Apadana Freedom Foundation
Culture matters: What the American experience tells us

Culture matters: What the American experience tells us

The slogan ‘ Make America Great Again(MAGA)’ was code for making America white again.

In the copious commentary on the ascendancy of populism of the Donald Trump variety, what has been egregiously elided over is the realm of culture. While this commentary has been both the plain vanilla variety and of a profound nature, typically what has been dwelt upon is politics, policy, globalisation (which partly has a cultural ingress)- all of which stand implicated in populism- the realm of culture, if dwelt upon, has only been alluded to. But it is all too important to be ignored- by omission or commission.

To get a handle on this particular theme, I will briefly touch upon policy, politics and globalisation, and by elimination arrive at the conclusion, to borrow a phrase from the late Samuel Huntington, ‘ Why Culture Matters’.

Consider the domain of policy. It is held that the ‘neoliberal’ policy straitjacket best encapsulated in economic terms in the ‘Washington Consensus’, that proselytized openness, free trade and capital flows led to ‘unintended consequences’ that had perverse outcomes even in the United States. The proof that is adduced for this is the ‘de-industrialization that, among other things, led to the hollowing out of the working class in the country. Moreover, flowing from this brand of economics and its primacy in the major institutions of global governance, the political economy consequences were skewed, in terms of income distribution, as gleaned from the Gini co-efficient and thereby had class conflict consequences.

There is merit to these explanations but only up to a point. As in every trend or phenomenon, there was more than meets the proverbial eye. These sets of explanations, while partly, right, could be said to be reductive that do not entirely capture the complexity of the American condition.
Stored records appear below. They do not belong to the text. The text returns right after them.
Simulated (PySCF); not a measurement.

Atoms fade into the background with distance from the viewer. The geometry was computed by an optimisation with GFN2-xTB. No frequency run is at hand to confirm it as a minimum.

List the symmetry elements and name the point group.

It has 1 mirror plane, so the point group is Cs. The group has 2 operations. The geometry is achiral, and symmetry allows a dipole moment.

Politically, ‘the end of ideology’, in the great Daniel Bell’s memorable phrase, in the United States and the West, broadly speaking, that had cleaved these societies, led to a focus on ‘’ which Bell calls, ‘ the expression and remaking of the self in order to achieve self-realization and self-fulfilment. And, in its search, there is a denial of any limits and boundaries to experience. It is a reaching out for all experience; nothing is forbidden, all is to be explored’. In this ‘quest’, lifestyle and choices thereof became the fulcrum around which politics foreground itself, especially on the left of the political spectrum.

With respect to globalisation, a combination of the foregoing focus of politics that led to liberal immigration policies and a quasi-Marxist analysis of the capitalist dynamic seeking new markets for consumption created a homogenizing dynamic within and without the United States. (By way of a disclaimer here, I disavow being a follower or adherent of any of the creeds). A cacophony over rights ensued and what emerged was the politics of multiculturalism.

In all these, culture was ignored and relegated to a postmodern chic ethic of relativism. It was also held to be a mere construct that would dissolve with the passage of time. But culture- in one sense, ‘a patterned way of life, and the artefact of history, ritual, religion and so on ‘ or in another parlance the superstructure of society, would not go away. On the contrary, it, in the United States, made a vociferous and vigorous comeback. The white superstructure of the country rebelled against what it saw as cultural encroachment on its turf- a condition deftly recognized by Donald Trump and responded to in the idiom of populism.

The slogan ‘ Make America Great Again(MAGA)’ was code for making America white again. While many saw this colour coded slogan in racial terms (which it was to some extent) , but its gravamen was cultural. Validated by demographic change in the United States, the white superstructure of the country perceived itself under siege and on the cusp of being a minority, and thereby the United States losing its ‘essential’ character.

While all the explanations referred to in this essay have merit, but this is not proportional. In the final analysis, it was and is a culture that trumped policy and politics, even as each contributed to the clamour for its revival. Delineating this vital aspect is well and fine, but what lessons can be drawn from it?

The answer, at the risk of being tautological is, ‘ culture matters’.

These must-have policy implications. Conventionally and typically, policy formulation and execution is focused on ideation, process and output(or outcome). These are both constants and variables that go into the craft of policymaking. But as the American experience suggests, when crafted in isolation and when culture and cultural issues are not considered, in the least, as important variables, policy(ies) can have perverse consequences.

Lest the world is unmoored and be caught in a maelstrom of policy and political ideas that are merely informed by reason and rationality, it then is in the nature of an imperative to consider culture as a vital component in policymaking, in its own right. The United States illustrates this all too vividly. Let the world take note.